New York
Jack Pierson
Cheim & Read
23 EAST 67 STREET
June 25–August 29, 2015
The island is a premier existential metaphor, and the works in “onthisisland,” Jack Pierson’s exhibition of some sixty-plus ephemeral oil and watercolor paintings, graphite drawings, and driftwood assemblages, offer new and fluid insight into the artist psyche. Pierson created the series during a four-month stay on the Floridian island of North Captiva, and the works, mostly small in scale, expose the poetics of process. Pierson practices his own variation on automatic drawing—he’s dubbed the results “Anagogic Paintings”—based on the Surrealist method. At once lushly abstract and confidently nonspecific, the works convey the topographical patterning of subliminal urges: Impasto belts of sand-thickened oil paint in acid-washed hues gently whirl around small canvases, taking forms alternately sexual (such as the pinkish, roselike form at the center of Nativity, 2015) and playful (the more staccato Deluges of Lethe, 2015), while dusky watercolors (all Untitled, 2014–15) sensuously pack together repetitive marks that look as though they’re still wet.

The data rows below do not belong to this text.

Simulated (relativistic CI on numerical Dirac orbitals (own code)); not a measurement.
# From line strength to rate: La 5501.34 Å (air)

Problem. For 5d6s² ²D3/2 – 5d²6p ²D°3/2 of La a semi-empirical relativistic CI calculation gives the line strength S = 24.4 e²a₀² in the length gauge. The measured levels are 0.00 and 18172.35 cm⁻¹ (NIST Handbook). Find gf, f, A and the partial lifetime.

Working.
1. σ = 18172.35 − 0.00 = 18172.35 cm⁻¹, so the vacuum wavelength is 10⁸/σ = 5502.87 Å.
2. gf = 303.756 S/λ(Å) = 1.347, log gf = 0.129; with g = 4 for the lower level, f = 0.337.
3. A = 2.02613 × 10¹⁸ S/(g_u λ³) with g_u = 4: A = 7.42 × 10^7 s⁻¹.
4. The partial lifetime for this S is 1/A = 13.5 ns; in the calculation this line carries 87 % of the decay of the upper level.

Pierson is known for his wistful, sensual photographic portraits and word sculptures composed of found sign parts—works that channel nostalgia and romance while accentuating the pathos evoked by gaze, body, and relic. In distinction, these new works directly take on the internal world, at once foregrounding the artist himself and forcing a Rorschach-like response of psychic and physical identity.